The same formula of active defense and strong rebounding put the Red Storm in position to beat Rutgers, but poor foul shooting cost St. John’s the game. The Red Storm got to the line 27 times but made only 15 foul shots compared to a 9-of-14 night for Rutgers. The margin of error for St. John’s is a thin one, so, it has to take advantage when it gets 13 more attempts at the foul line than the opponent.
Still, St. John’s outrebounded Rutgers, 41-36, including 17-12 on the offensive glass. That produced a 14-9 edge in second-chance points. The Red Storm also held the Knights to 40.0 percent shooting, although Rutgers shot 48.1 percent in the second half. The problem was at the offensive end, where St. John’s shot only 35.2 percent and made just three of 15 three-point attempts.
“It was a typical Big East grinder,” Storm coach Steve Lavin said. “Defensively, all our goals were reached. We outrebounded them. We held [Eli] Carter in check, 3 of 14. That was our big focus, Carter and [Myles] Mack.”
Mack shot 1 of 6 and had nine points, while Carter totaled only eight points. However, forwards Dane Miller (11 points) and Austin Johnson (10) each got loose inside to make five of seven shots apiece.
But if St. John’s simply had made two-thirds of its 27 foul shots, it would have won. “We didn’t anticipate the degree of missed free throws, and that cost us,” Lavin said. “We didn’t convert from the foul line late in the game. And we also had some point-blank layups that we missed kind of like in golf with putting.”

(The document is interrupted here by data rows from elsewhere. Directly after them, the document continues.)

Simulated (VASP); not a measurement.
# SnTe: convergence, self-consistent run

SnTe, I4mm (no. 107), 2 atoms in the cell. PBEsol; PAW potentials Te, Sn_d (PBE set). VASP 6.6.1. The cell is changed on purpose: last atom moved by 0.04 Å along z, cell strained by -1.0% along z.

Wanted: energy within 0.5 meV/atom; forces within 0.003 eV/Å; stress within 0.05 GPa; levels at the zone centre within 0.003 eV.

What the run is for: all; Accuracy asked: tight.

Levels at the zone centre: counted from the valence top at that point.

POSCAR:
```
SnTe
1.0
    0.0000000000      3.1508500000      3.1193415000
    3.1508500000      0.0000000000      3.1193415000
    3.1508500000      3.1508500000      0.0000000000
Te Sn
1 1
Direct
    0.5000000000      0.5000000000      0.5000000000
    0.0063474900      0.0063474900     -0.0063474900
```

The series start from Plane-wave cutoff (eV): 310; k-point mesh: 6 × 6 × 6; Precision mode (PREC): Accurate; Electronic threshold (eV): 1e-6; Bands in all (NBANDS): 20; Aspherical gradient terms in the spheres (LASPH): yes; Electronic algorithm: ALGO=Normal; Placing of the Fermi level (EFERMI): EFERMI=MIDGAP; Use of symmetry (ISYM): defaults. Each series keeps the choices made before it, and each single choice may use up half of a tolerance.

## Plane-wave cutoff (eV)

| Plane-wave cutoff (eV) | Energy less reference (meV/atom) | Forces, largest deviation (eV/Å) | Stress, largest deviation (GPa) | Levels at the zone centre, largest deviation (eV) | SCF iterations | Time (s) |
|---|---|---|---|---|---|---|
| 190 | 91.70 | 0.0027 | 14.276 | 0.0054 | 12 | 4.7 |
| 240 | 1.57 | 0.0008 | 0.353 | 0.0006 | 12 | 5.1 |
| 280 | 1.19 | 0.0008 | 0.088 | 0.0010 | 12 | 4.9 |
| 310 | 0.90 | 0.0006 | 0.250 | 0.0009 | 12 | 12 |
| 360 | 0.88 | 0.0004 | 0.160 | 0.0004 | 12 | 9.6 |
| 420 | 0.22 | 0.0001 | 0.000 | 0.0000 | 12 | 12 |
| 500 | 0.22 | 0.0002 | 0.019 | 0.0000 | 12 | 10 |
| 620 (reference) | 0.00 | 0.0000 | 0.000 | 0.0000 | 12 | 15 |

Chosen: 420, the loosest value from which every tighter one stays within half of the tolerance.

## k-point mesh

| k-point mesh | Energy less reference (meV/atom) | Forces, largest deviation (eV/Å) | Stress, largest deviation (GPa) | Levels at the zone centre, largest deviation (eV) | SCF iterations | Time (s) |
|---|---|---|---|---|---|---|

Another bright spot for St. John’s was the play of center Chris Obekpa (pictured against Cincinnati), who had 11 rebounds and five blocked shots.
“Not only does he block shots, but because he talks, he’s kind of like the air traffic control tower out there,” Lavin said of Obekpa. “He anchors our defense. He’s quick enough to come out and has nimble feet so he can slide and stay in front of guards.”
The blocks gave Obekpa a season total of 76 through just 15 games to tie the school’s single-season record set by Walter Berry in 1985-86. The NCAA freshman record is 186 set last season by Kentucky’s Anthony Davis, and the overall record is 207 by Navy’s David Robinson in 1985-86.
“It’s not personal; it’s all about winning,” Obekpa said of his individual stats. “If we don’t win, it means nothing.”
Nice sentiment, but Obekpa’s blocked shots and rebounds figure to be a key ingredient to give St. John’s the defensive presence it needs to win this season.